A Little Perspective

It had been a rough weekend so far. We were 1-2, but as they say in Bull Durham it’s a miracle we’d won the one. Now it was Sunday morning and we were a 4 seed playing a 1 seed out of a tough pool. Not exactly the formula for a great day.

I’d gone ahead to check if the field was open so we could warm up there. It wasn’t, so I started heading back to where our team was waiting. That’s when I saw her. A young girl, perhaps about 12 or so, shriveled up and being pushed in a wheelchair. It looked like her physical challenges were multiple, and that she may have some mental challenges as well.

As we approached each other I saw it — she had a softball glove in her lap. Then as we got closer she put the glove on, as though she was getting ready to play. She was smiling as I walked past her, and I couldn’t help but smile back.

It was then that the first thought struck me. My players were sitting around getting ready for warm-ups. It was 8:45 AM, and some were probably thinking how they’d rather be back in bed. It was just another day at yet another tournament, and maybe a few were thinking about somewhere else they’d rather be this July day. After all, a season can be wearing after a while. 

But I thought about that little girl, and what she wouldn’t give to spend just one day doing what these girls were taking for granted. Just one day to be able to run out onto a freshly dragged and lined field, feel the heat coming up off the infield dirt, and get her uniform dirty diving after a pop fly that’s falling short Just one day to step up to the plate and face a pitcher bringing some serious heat. But I knew it was never to be.
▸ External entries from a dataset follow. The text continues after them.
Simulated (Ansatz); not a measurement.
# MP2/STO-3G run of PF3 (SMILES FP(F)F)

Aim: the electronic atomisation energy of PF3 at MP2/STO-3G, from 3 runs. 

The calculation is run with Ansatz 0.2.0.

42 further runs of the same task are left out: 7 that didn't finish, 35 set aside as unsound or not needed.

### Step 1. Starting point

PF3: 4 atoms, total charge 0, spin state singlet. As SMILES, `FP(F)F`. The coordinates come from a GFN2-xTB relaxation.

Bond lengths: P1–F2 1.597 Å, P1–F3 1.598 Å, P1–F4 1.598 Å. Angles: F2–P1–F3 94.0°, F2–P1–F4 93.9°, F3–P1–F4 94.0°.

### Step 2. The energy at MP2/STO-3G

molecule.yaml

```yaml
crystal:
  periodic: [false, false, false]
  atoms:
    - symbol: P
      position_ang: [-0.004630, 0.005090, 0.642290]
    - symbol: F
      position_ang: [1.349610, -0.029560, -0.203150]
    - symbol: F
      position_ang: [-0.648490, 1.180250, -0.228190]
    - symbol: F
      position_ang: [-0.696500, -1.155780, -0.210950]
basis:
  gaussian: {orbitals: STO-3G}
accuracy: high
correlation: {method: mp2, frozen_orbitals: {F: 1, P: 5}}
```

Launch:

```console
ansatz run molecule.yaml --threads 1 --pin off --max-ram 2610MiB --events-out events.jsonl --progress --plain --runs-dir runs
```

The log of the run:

I thought about telling this story to my players but decided against it. It just didn’t seem like the time to tell it. I feared instead of inspiring the girls it might bring them down. You never know how people will react. We went on to lose that Sunday morning game, getting blown out after a good start. We went home early, and I will admit I was rather bummed about our inability to play to the level we can this weekend.

Then in the evening the second thought hit me. What would that little girl have given to be be the coach of a team that got run ruled on that Sunday morning? To be making up lineups, calling defenses, giving signals from the third base coach’s box on a bright and sunny July morning? I realized then that my problems were small, and instead of feeling sorry for myself that I should be thankful for the opportunity to do what I do.

I don’t know who that girl is, or what team she was there to watch. But I feel lucky that I had the chance to see her. She helped me gain a little perspective on an otherwise disappointing weekend. If she can smile and be happy to be a part of this great game, I should remember to do the same.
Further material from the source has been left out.